Kpeve, Oct. 23, GNA - Mr Joseph Amenowode, Volta Regional Minister, on Friday said government's commitment to improving quality of education through increased investment in infrastructure and methodology was inviolable.
He was speaking at a ceremony at Kpeve to formally hand over a six-unit classroom block built for the Kpeve Senior High School under government's emergency schools infrastructure programme. Mr Amenowode said six other projects under the programme, under which 21 classroom blocks was being constructed across the region, had been completed and would be handed over in due course. He said the Kpeve SHS project was a particularly challenging one because of the landscape, which could account for a higher cost. Mr Amenowode announced the approval of a girls' dormitory for the school and urged school authorities to go on an enrolment drive as the current numbers were low.
Mr Wilson Anumah, Managing Director of Wil-Elik Construction Firm, who put up the building, told journalists that despite the additional job of reinforcing the structure with beams, it was completed even before the stipulated three months deadline.
Mr George Hansen, Resident Engineer of the Procurement Management Consultancy, supervising consultants, said the job was done to specification.
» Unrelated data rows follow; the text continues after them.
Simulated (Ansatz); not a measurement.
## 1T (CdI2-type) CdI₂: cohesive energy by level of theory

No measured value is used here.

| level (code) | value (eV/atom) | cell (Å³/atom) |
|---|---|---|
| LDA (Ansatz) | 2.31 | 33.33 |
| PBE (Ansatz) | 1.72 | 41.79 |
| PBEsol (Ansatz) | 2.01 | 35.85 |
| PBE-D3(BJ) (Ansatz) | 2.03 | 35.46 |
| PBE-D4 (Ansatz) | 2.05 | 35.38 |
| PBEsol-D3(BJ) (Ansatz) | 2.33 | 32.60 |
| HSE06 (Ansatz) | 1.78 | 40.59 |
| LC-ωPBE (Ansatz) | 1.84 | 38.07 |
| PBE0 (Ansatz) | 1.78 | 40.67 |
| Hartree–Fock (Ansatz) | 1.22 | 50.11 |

Regarding the contract edict that local artisans should be used on the job, he said skills levels and commitment had forced the contracting firm to bring workers from outside the local area, to meet the deadline. Togbe Adjei Agbai III, Gyasehene of Kpeve, while thanking government for giving priority to Kpeve SHS, cautioned students to resist painting the walls with graffiti.
"The block should not be used as a community centre or a brothel either," he stated.
Mr Sampson Kudaya, Headmaster of the School said the school, which started as community one in 1994 and absorbed into the public sector in 2001 urgently needed a library and administrative block.